Security vulnerabilities can lead to some rather unpleasant uses by third parties with a nefarious agenda. Though some of these vulnerabilities are usually patched within weeks, others take much longer. Intel has just unveiled a patch for a flaw in its chips that dates back nearly a decade.
In an advisory published May 1, the company calls this an "escalation of privilege vulnerability", giving it a "critical" security rating. Products affected by it are Intel's manageability firmware versions 6.x, 7.x, 8.x, 9.x, 10.x, 11.0, 11.5, and 11.6, made for the firm's Active Management Technology, Intel Small Business Technology, as well as Intel Standard Manageability solutions. The versions before 6 and after 11.6 are not impacted, the chip maker goes on to say.
Intel has stated that in order for an attacker to gain control of the features provided by AMT, ISM, and Small Business Technology, he or she could take one of these routes:
- An unprivileged network attacker could gain system privileges to provisioned Intel manageability SKUs: Intel® Active Management Technology (AMT) and Intel® Standard Manageability (ISM).
CVSSv3 9.8 Critical /AV:N/AC:L/PR:N/UI:N/S:U/C:H/I:H/A:H
- An unprivileged local attacker could provision manageability features gaining unprivileged network or local system privileges on Intel manageability SKUs: Intel® Active Management Technology (AMT), Intel® Standard Manageability (ISM), and Intel® Small Business Technology (SBT).

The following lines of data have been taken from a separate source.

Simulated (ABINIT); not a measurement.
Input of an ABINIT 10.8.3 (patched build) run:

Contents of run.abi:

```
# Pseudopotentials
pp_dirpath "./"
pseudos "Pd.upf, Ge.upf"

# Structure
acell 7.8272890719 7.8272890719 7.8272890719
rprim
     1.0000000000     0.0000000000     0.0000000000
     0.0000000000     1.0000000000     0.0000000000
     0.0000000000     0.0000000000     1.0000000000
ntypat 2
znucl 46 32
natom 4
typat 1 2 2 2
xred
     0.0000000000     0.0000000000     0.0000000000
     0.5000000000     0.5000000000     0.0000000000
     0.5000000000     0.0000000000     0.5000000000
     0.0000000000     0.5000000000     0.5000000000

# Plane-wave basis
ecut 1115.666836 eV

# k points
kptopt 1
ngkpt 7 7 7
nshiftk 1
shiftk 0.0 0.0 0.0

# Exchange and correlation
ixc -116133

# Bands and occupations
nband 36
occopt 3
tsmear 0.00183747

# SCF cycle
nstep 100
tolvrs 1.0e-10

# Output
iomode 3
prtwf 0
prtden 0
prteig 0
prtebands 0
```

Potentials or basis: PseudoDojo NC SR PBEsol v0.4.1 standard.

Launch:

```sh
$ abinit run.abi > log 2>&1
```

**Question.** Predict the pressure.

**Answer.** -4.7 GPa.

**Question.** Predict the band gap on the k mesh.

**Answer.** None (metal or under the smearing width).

CVSSv3 8.4 High /AV:L/AC:L/PR:N/UI:N/S:U/C:H/I:H/A:H
Although SemiAccurate claims the vulnerability affects all chips from the firm's Nehalem processor architecture, launched in November 2008, all the way to current-generation Kaby Lake processors, Intel has stated that this flaw "does not exist on Intel-based consumer PCs".
In order to determine if you are affected, the chip maker recommends you check out this document, to see if you have an AMT, ISM or SBT-capable system. To discover if you are running an impacted version of the firmware, check this guide.